Still, the mobile news will be pouring out of Barcelona like un-released Nokia product specs from a German website so here’s a quick round up of a few of the major themes and products that we’re likely to see this year.

The handset manufacturers:

Nokia will probably only announce a couple of handsets as they have other S60-fish to fry this year, so we may see an N96 (the next increment of the N95 line) and possibly the E71 (an E61i successor). An N78 (replacing the N73) and an E66 (an E65 replacement) have also been rumoured.
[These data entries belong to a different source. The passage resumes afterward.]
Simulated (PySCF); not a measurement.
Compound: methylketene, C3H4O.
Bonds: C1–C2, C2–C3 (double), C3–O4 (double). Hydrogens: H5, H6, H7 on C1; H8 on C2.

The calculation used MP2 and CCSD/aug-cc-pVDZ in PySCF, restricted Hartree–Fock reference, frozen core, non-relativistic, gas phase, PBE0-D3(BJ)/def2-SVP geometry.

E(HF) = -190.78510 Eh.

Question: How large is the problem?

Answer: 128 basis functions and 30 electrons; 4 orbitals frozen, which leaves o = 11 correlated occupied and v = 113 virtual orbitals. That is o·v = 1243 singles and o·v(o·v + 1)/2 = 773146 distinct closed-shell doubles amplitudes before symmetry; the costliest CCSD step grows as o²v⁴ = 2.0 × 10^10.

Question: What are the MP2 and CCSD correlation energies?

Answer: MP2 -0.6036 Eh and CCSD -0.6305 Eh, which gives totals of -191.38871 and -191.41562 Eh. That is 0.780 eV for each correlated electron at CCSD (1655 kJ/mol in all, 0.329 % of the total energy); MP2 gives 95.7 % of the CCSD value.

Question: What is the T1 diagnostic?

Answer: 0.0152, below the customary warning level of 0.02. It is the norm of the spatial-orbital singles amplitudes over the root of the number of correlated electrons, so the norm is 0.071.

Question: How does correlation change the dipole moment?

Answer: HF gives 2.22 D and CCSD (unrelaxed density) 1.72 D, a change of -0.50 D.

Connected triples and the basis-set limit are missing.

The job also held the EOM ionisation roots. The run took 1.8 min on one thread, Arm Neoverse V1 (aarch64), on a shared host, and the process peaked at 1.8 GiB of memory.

SonyEricsson have hit the ground running and already announced a pile of handsets that develop ther range with G-series ‘touch-screen organisers’, splash resistant and GPS-enabled C-series camera-phones, W-series high-capacity Walkman-phones, Z-series web and e-mail phones. Much of the coverage, though, will go on the attention-grabbing X1 - a new Windows Mobile-based touch screen and QWERTY keyboard web / multimedia device that is going to make you very happy if you got the phrase ‘QWERTY iPhone’ in the MWC buzzword-bingo draw. For the first live pictures see here.

Motorola have hinted at mobile TV-related launches, but little else.

LG has already launched a high-spec Symbian QWERTY device, possibly a Nokia E90 competitor, but so far have forgotten to release any pictures of it.

Samsung are bringing an additional mini-touch screen for navigation to their existing small form-factor slider handset range and may also be launching a premium, high-spec, Symbian-based N95 competitor.

Modu will also unveil their tediously over-trailed mini-phone thing with ‘jackets’ for differing functions. We generally try to keep the tone fairly positive round here, but can I be the first to say that if this is innovation the world’s gone mad. An easy way to access you phone’s data contents or access mobile data? Bluetooth. Welcome to the 1990’s.

New technologies and first looks:

S60 will give more details on its ‘Touch’ user interface for Symbian phones with a Nokia demo and more details on support for a wider range of sensors for movement and orientation.

Android, Google’s entry into the mobile OS world, will be demonstrated for the first time publicly on a prototype device from ARM. We may also hear more details on possible enterprise uses from the likes of Cisco.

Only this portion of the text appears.